Pouya Pezeshkpour, Moin Aminnaseri, Estevam Hruschka

TL;DR

This work examines how vision-language models reason under conflicting visual and textual cues by constructing five benchmarks derived from VSR and Isobench to quantify modality bias across math, science, and visual description tasks. It evaluates five state-of-the-art VLMs on accuracy and F1, introducing a bias metric $B$ that captures the difference in image- versus text-favored responses, and tests three mitigation strategies: Verbalized Mitigation, Chain-of-Thought, and Decomposed Mitigation. The results show that bias depends on task difficulty and model scale, with simple queries favoring text and more complex ones shifting toward images; mitigation effectiveness is task- and model-dependent. These findings highlight the need for task- and model-aware approaches to make multimodal reasoning more reliable in real-world applications.

Abstract

Vision-language models (VLMs) have demonstrated impressive performance by effectively integrating visual and textual information to solve complex tasks. However, it is not clear how these models reason over the visual and textual data together, nor how the flow of information between modalities is structured. In this paper, we examine how VLMs reason by analyzing their biases when confronted with scenarios that present conflicting image and text cues, a common occurrence in real-world applications. To uncover the extent and nature of these biases, we build upon existing benchmarks to create five datasets containing mismatched image-text pairs, covering topics in mathematics, science, and visual descriptions. Our analysis shows that VLMs favor text in simpler queries but shift toward images as query complexity increases. This bias correlates with model scale, with the difference between the percentage of image- and text-preferred responses ranging from +56.8% (image favored) to -74.4% (text favored), depending on the task and model. In addition, we explore three mitigation strategies: simple prompt modifications, modifications that explicitly instruct models on how to handle conflicting information (akin to chain-of-thought prompting), and a task decomposition strategy that analyzes each modality separately before combining their results. Our findings indicate that the effectiveness of these strategies in identifying and mitigating bias varies significantly and is closely linked to the model's overall performance on the task and the specific modality in question.

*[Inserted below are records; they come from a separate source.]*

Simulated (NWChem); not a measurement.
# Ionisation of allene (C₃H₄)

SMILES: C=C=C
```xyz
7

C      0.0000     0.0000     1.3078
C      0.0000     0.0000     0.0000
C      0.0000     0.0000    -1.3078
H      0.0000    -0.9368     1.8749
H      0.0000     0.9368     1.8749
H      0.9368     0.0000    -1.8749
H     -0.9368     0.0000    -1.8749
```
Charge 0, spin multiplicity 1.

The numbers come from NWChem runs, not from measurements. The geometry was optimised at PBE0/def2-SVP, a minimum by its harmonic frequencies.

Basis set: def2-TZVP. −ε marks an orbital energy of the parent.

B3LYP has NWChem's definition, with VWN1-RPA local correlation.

Mixed Signals: Decoding VLMs' Reasoning and Underlying Bias in Vision-Language Conflict

TL;DR

This work examines how vision-language models reason under conflicting visual and textual cues by constructing five benchmarks derived from VSR and Isobench to quantify modality bias across math, science, and visual description tasks. It evaluates five state-of-the-art VLMs on accuracy and F1, introducing a bias metric that captures the difference in image- versus text-favored responses, and tests three mitigation strategies: Verbalized Mitigation, Chain-of-Thought, and Decomposed Mitigation. The results show that bias depends on task difficulty and model scale, with simple queries favoring text and more complex ones shifting toward images; mitigation effectiveness is task- and model-dependent. These findings highlight the need for task- and model-aware approaches to make multimodal reasoning more reliable in real-world applications.

Abstract

Vision-language models (VLMs) have demonstrated impressive performance by effectively integrating visual and textual information to solve complex tasks. However, it is not clear how these models reason over the visual and textual data together, nor how the flow of information between modalities is structured. In this paper, we examine how VLMs reason by analyzing their biases when confronted with scenarios that present conflicting image and text cues, a common occurrence in real-world applications. To uncover the extent and nature of these biases, we build upon existing benchmarks to create five datasets containing mismatched image-text pairs, covering topics in mathematics, science, and visual descriptions. Our analysis shows that VLMs favor text in simpler queries but shift toward images as query complexity increases. This bias correlates with model scale, with the difference between the percentage of image- and text-preferred responses ranging from +56.8% (image favored) to -74.4% (text favored), depending on the task and model. In addition, we explore three mitigation strategies: simple prompt modifications, modifications that explicitly instruct models on how to handle conflicting information (akin to chain-of-thought prompting), and a task decomposition strategy that analyzes each modality separately before combining their results. Our findings indicate that the effectiveness of these strategies in identifying and mitigating bias varies significantly and is closely linked to the model's overall performance on the task and the specific modality in question.

Paper Structure

This paper contains 33 sections, 1 equation, 10 figures, 4 tables.

Figures (10)

  • Figure 1: We investigate VLMs' bias toward text versus image inputs when mismatches occur between the modalities. Our observations reveal that this bias heavily depends on the task's difficulty. For example, while the model relies on textual representations to compute the roots of a degree-2 polynomial, increasing the degree to 3 shifts the reliance more toward the visual representation of the function.
  • Figure 2: We investigate the impact of three mitigation strategies---Verbalized, CoT, and Decomposed---on identifying mismatches in the input modalities.
  • Figure 3: The distribution of VLMs biases toward text versus image inputs.
  • Figure 4: The distribution of VLM biases toward text versus image in the VSR-based dataset. We report the per- spatial relationship break down of performance.
  • Figure 5: The accuracy of VLMs' internal perception of the simpler modality for solving the task is evaluated by comparing it to the actual modality each model relies on during problem solving.